When I went to Rikugien last month that wasn’t the only place I went to in Komagome as another garden of note in the vicinity is Kyu-Furukawa. As it was a lovely Spring morning I decided to walk from garden to garden taking in a few of the sights in between and near to the two places. I arrived on the JR Yamanote line but should you arrive by Metro then exit 2 on the Namboku Line is right next to Rikugien. Armed with my copy of ‘Tokyo Adventures: Glimpses Of The City In Bygone Eras‘ by Tae Moriyama* my adventure started just after 9am at Rikugien (below) gardens and you can read all about that part in more details here.
There wasn’t too much to view on the return journey between those gardens and the JR station apart from a tie-dyed shop and the sakura trees just outside the station.

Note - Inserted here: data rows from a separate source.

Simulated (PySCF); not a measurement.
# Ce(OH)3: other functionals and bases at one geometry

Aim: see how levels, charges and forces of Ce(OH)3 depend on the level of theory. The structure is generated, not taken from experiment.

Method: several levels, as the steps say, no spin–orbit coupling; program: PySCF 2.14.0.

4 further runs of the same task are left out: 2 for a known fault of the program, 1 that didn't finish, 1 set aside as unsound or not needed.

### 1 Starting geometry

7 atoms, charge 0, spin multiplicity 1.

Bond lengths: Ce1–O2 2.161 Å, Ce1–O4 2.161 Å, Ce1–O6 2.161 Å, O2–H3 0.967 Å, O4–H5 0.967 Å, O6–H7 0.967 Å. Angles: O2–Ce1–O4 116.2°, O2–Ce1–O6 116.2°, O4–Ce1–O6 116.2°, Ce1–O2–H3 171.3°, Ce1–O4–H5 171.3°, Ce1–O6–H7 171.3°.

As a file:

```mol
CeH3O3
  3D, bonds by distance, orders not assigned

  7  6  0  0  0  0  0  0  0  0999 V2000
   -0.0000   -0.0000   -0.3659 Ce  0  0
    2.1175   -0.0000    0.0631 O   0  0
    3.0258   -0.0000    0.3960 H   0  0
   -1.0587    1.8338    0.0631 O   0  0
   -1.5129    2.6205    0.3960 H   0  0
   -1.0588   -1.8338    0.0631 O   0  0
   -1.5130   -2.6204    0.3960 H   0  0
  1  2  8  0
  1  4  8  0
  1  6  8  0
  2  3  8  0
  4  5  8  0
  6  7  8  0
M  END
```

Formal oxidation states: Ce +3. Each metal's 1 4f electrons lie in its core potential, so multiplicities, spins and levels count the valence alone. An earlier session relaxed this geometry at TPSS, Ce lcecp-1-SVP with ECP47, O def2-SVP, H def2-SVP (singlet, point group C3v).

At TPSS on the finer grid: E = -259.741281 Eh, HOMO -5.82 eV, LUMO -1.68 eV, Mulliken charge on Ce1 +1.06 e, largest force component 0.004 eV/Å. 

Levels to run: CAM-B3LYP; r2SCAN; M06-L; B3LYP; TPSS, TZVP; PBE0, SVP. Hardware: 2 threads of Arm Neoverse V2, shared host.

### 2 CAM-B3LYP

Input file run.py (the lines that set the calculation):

Just beyond the station on the other side is Somei-Yoshino-Sakura memorial park (below) which is a typical Japanese concrete area of no particular note but with the sakura on the trees it was particularly nice when I was there.
As you continue up the road you’ll come across a small shrine on your right (in the foreground of a stamp shop) and a Family Mart convenience store (below) on your left which you may not think is too exciting but I was quite surprised to see a few seats outside which rare in a city where there really is a lack of public seating around.
It’s a short walk up the main road from there to Shimofuri pedestrian shopping street (below) which is on your left. This street is typical of Tokyo’s shitamachi (lower town) district and has a few local food shops selling things like tempura, croquettes and hand-made tofu.
Komagome is only one stop from Sugamo station which is nicknamed “old persons Harajuku” and it seems like there’s traces of that extending here as the street is lined with shops catering for the more mature people such as clothing shops selling the bucket hats favoured by that generation of person!
As you wander on past a few old buildings and narrow side streets you will come to a tiny shrine on your left which is dominated by a beautiful cherry tree standing alone in the middle of an open space with a small torii gate and shrine in the vicinity.
The sun was shining beautifully by the time I finally arrived at Kyu-Furukawa Gardens (9am – 4.30pm, 150 yen entry) which are quite unique in that they’re a mix of Western and Eastern styles sitting next to each other but not interfering with one another. The stone made western style residence looks like a medieval British manor house and stands proud on top of a plateau, with the rose and azalea gardens beneath them. The building doubles up as the Otani Art Museum, and with an advanced booking, it is possible to see the interior of the mansion.
Beyond the azaleas is the Japanese-style garden with its focal points being Shinji-ike (pond), a 10 metre waterfall, a large stone yukimi-toro (lantern), a mountain stream and a small traditional tea-ceremony house. The best thing about this place was the low number of visitors whilst I was there which was during peak cherry blossom season remember! I didn’t know it at the time but you can buy a combination ticket which allows entry to both Kyu-Furukawa and Rikugien for 400 yen. It only saves 50 yen on the individual prices but if you know you’re going to both then you may as well buy it.
After Kyu-Furukawa gardens there was still time for a couple of quick stops before I had to get to work. Just round the corner and tucked away amid a few quiet back alleys is the little known Muryo-ji Temple (below) which is a tranquil place full of bamboo groves, jizo statues, Japanese racoon dogs (tanuki) as well as some flowers and a touch of cherry blossom.
Hiratsuka-jinja Shrine (below) was the final port of call en-route to Kami-Nakazato station. It is situated on a plateau overlooking the surrounding area and is the former site of Hiratsuka Castle. Nothing much to look at in all honesty but as you can cut through this place it’d be rude not to drop in on your way to the station.